Issue (i): Whether the entire on-money receipt is taxable as income or only reasonable profit thereon is taxable.
Analysis: The Tribunal reviewed the assessment officer's addition treating the entire on-money as income and the appellate decision applying a gross profit (GP) rate to tax only a profit element. It noted precedents and principles that receipts characterized as "on money" may not necessarily equal taxable income and that a reasonable GP rate can be applied where appropriate. The record, however, did not contain comprehensive material showing the full pattern of receipts and corresponding project-related expenditures for the specific project; parties did not place detailed accounting of receipts versus expenses for that project before the Tribunal.
Conclusion: The whole of on-money need not automatically be taxed as income; only a taxable profit element may be brought to tax, but an accurate determination requires examination of project-specific receipts and expenses by the Assessing Officer.
Issue (ii): Whether admissions recorded under section 132(4) and confirmed under section 131, without retraction or evidence of coercion, warranted taxing the entire amount.
Analysis: The Tribunal observed that the director recorded a surrender in the search statement and confirmed it subsequently; no contemporaneous circumstantial evidence of coercion or retraction was placed on record. While recognising Board instructions and case law cautioning against relying solely on compelled confessions, the Tribunal found no material on record demonstrating forced surrender or later retraction by the assessee. The Tribunal therefore accepted that the admissions remained un-retracted but emphasised that admission alone does not substitute for a factual enquiry into whether receipts were income or merely receipts with corresponding expenditure.
Conclusion: The un-retracted admissions are relevant but not conclusive to assess the entire on-money as income without a substantive enquiry into books and project expenditures; the absence of proven coercion means the admission stands but does not foreclose further factual investigation.

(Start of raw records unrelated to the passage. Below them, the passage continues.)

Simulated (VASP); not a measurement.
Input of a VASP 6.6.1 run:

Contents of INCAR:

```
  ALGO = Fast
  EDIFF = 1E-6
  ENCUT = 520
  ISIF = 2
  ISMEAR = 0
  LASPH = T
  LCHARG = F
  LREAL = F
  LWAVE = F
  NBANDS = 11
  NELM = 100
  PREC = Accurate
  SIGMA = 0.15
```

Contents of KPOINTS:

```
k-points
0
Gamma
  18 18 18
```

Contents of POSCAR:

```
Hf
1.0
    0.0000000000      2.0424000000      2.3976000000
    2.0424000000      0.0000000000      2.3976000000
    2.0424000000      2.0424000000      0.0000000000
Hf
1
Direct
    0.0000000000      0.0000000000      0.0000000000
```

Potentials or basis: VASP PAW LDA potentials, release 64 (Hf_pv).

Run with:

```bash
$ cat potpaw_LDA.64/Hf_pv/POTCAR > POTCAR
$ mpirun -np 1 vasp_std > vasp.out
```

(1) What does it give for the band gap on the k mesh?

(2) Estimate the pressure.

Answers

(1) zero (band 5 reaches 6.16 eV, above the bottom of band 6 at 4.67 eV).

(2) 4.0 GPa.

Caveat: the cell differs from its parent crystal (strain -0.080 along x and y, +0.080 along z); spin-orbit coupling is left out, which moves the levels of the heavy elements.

Issue (iii): Whether the matter should be remanded for fresh factual determination by the Assessing Officer.
Analysis: The Tribunal found conflicting findings between the AO and the CIT(A) on whether expenses pertaining to the on-money were fully reflected in seized material and books; the paper-book did not conclusively establish the position of receipts and corresponding expenditures for the project. Accurate taxability of on-money versus profit element therefore required verification of project-wise entries, receipts of sale consideration (including on-money) and incurrence/booking of related expenditures.
Conclusion: The matter is remanded to the Assessing Officer to examine all transactions relating to receipts of sale consideration (including on-money) and related expenditures, and to determine taxability for the assessment year accordingly.
Final Conclusion: The Tribunal upheld that only the profit element of on-money may be assessable in principle, found the director's un-retracted statements relevant but not determinative, and remitted the matter to the Assessing Officer for detailed factual examination and fresh adjudication of taxability.
Ratio Decidendi: An un-retracted admission recorded during search/post-search is relevant evidence but does not obviate a factual enquiry into whether receipts constitute taxable income or are offset by corresponding expenditures; where the books and seized material do not conclusively establish receipt-versus-expenditure for a project, the matter must be remanded to the Assessing Officer for determination applying a reasonable method (such as gross profit rate) based on project-specific accounts and evidence.